The British Museum certainly knows how to put a book together. They take an interesting subject have experts in that particular subject write the text, and then illustrate it with glossy photos that pertain, at least in some respect, to the subject of the book. That's what they have done in this history of Egypt and Rome.
It begins, as expected, with the arrival of Caesar in Egypt, and his meeting with Cleopatra. It goes on from there to tell the story of that relationship, the subsequent relationship between Cleopatra and Marc Antony, and closes with the complete takeover of Egypt by the Romans under Augustus. It's a fascinating tale, and it's well told.
Most folks are generally familiar with this story, if only from the overblown epic "Cleopatra" starring Elizabeth Taylor. But the real story is more than that. This book goes into the tale from the Egyptian side, particularly why and how Cleopatra acted as she did.
It becomes clear that Cleopatra's only goal was to have Egypt retain its independence from a greedy Rome seeking food supplies and other types of wealth. If Caesar was helpful she went with him, and the same was true of Antony, All of the historic figures are well fleshed out, and their motives and emotions are well recited.

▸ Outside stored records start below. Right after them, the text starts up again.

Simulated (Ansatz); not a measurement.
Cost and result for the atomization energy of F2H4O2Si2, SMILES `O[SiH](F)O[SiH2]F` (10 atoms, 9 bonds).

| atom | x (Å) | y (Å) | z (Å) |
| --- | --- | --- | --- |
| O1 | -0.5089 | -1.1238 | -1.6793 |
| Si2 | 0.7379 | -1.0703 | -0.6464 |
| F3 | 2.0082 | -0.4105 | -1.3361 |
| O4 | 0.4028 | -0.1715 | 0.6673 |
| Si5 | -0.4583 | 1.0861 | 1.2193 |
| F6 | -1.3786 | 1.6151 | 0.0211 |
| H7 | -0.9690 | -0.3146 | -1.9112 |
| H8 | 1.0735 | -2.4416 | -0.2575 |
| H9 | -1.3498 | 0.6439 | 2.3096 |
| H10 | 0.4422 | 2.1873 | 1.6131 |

Everyone knows the tragic end, of course, though there is some mystery about exactly Cleopatra died. Was it the asp, or poison, or perhaps some other method? We'll never know, so the asp story seems to stick, if only for the sheer dramatic impact of it.
This book is geared for the general reader, and flows nicely along. If you are at all interested in this subject, and don't want to trudge through some scholarly (boring) book about it, this one is for you.